For gifts such as wine, food, hampers, vouchers, etc., these are not considered to be entertainment.
If the gift is a minor benefit (i.e., less than $300 value), then the gift is not tax deductible, and therefore GST is not claimable for gifts to employees and their family members, clients, and suppliers. No FBT applies to gifts of less than $300.
For gifts over $300, FBT may apply for employees and their family members, but FBT does not apply to clients or suppliers.
Gifts such as a holiday, membership to a club, or tickets to a theatre, sporting or musical event are considered to be entertainment.
For minor benefits, as above, the gift is not tax deductible and no FBT applies. Also, for clients and suppliers, the entertainment gift is not tax deductible, and no FBT applies. For employees this is not a minor benefit, the gift is tax deductible, but it is also subject to FBT.
Giving your clients a gift at Christmas is a personal choice that you as the business owner can make. Be aware that some clients may not be allowed to accept gifts due to their business’s Code of Conduct (e.g., government workers).
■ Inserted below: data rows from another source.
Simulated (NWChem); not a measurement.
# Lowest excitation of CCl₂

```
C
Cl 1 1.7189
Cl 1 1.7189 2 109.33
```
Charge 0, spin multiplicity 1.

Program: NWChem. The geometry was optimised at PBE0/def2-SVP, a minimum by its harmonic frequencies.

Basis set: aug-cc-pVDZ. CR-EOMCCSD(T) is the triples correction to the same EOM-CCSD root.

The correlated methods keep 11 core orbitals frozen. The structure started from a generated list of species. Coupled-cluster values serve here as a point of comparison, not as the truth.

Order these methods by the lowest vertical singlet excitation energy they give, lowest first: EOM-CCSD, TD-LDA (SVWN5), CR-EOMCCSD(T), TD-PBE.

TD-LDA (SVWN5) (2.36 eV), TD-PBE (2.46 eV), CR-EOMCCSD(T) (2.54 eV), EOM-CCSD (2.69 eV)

We remind you that the topic of entertainment, tax deductibility and fringe benefits tax is complex and not always straight forward and may require the guidance of your tax agent.
Is an expense incurred by a business taxpayer for a gift provided to a former or current client deductible?
- Yes, a taxpayer who carries on a business is entitled to a deduction under section 8-1 of the Income Tax Assessment Act 1997 (ITAA 1997) for an outgoing incurred on a gift made to a former or current client if the gift is characterised as being made for the purpose of producing future assessable income.
- The outgoing is not deductible where it is of a capital nature, relates to the gaining of exempt or non-assessable non-exempt income, or some other provision of the income tax law prevents it from being deductible.